Few things in life are quite as gratifying as making the jump from renter to homeowner. Being handed the keys to your first home is among the most important steps on the path to adulthood and will fill you with a tremendous sense of accomplishment. However, since homes are typically the most expensive purchases people make in their lifetimes, saving up for one’s first house and getting approved for a mortgage loan requires work. Fortunately, provided you’re armed with the proper tips, the home buying process can be considerably less stressful.
Take Care of Existing Debt
You’d be hard-pressed to find a mortgage lender who’s willing to take a chance on applicants with massive amounts of outstanding debt. While it’s true that the vast majority of Americans live with some level of debt, being saddled with a considerable amount of it won’t help your chances of mortgage approval. With this in mind, make an effort to pay down – or pay off – any outstanding debt before you start submitting mortgage applications. This may mean having to postpone the purchase of your first home, but patience in this matter can help improve your overall credit and be a boon to your chances of approval.

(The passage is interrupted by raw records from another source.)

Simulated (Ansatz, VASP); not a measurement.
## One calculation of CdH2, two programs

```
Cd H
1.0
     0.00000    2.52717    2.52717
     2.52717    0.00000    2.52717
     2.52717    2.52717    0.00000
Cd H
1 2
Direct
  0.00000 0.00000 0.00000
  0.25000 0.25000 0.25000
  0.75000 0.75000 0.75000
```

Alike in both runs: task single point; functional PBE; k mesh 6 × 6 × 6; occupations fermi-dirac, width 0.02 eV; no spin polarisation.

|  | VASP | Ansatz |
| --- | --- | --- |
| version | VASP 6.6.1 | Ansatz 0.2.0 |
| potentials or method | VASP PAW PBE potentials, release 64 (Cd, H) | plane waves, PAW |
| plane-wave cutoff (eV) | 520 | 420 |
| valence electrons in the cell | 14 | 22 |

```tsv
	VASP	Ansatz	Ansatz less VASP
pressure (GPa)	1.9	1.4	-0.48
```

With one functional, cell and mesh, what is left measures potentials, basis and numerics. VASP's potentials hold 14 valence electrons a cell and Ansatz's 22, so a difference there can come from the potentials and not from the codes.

If you absolutely can’t wait to start submitting mortgage applications, consider reaching out to close friends or family members who can afford to give you a loan. The sooner your debt is reduced, the sooner you can start seeking out lenders. However, before entering into this kind of arrangement, make sure the repayment terms are fully understood by every party involved. No matter how important homeownership is to you, it shouldn’t come at the expense of important relationships.
Postpone Large Purchases
To maximize your chances of mortgage approval, it’s recommended that you postpone any large purchases in the lead-up to your application being submitted. Since lenders generally don’t look favorably upon existing debt, you’d be wise to avoid accumulating additional debt while your application is under review. So, if you suddenly find yourself in need of a new car, television, computer or heavy-duty appliance, consider how badly you actually need the item in the short term. If the item in question is absolutely essential, do not buy it on credit. Alternatively, if it’s something you can wait on, hold off on making the purchase until after your application has been approved.
Avoid Leaving Your Job
In addition to viewing outstanding debt as a red flag, many lenders are wary of giving mortgages to applicants who lack gainful employment. A mortgage is a tremendous responsibility – one that will be with you for most of your life. Unless you’re independently wealthy or have an enormous amount in savings, you’ll need a job in order to honor your monthly mortgage obligations. As such, submitting a mortgage application when you’re between jobs is unlikely to work out in your favor. Unless you’re unbearably miserable with your current career, it’s in your best interest to stick it out until a decision has been reached regarding your application. Of course, this isn’t to say that you should remain in a completely untenable or outright abusive situation.
Stick to Mortgages You Can Comfortably Afford
There’s nothing wrong with striving to afford the home of your dreams. However, depending on how much money you make and what part of the country you hail from, your dream home may be financially out of your reach. Unfortunately, in spite of having insufficient finances, many people take on mortgages they simply can’t afford. Not only can an exorbitant mortgage drain your personal finances, it also stands to negatively impact your credit. If you’re consistently delinquent with your mortgage payments, your credit is likely to suffer, and you may ultimately find yourself facing foreclosure. No home is worth this level of hassle, so when exploring mortgage options, stick to ones you can comfortably afford. Furthermore, determine how much you’ll pay in property taxes and educate yourself on homeowner exemption before accepting a mortgage loan.
Nothing quite compares to the satisfaction you’ll feel when moving into your first home. For many adults, purchasing a home represents the culmination of years of hard work and smart saving. While owning a home can fill you with a sense of pride and accomplishment, the actual home buying process can be difficult to navigate. First-time home buyers looking to take the hassle out of finding their ideal residence should put the previously discussed pointers to good use.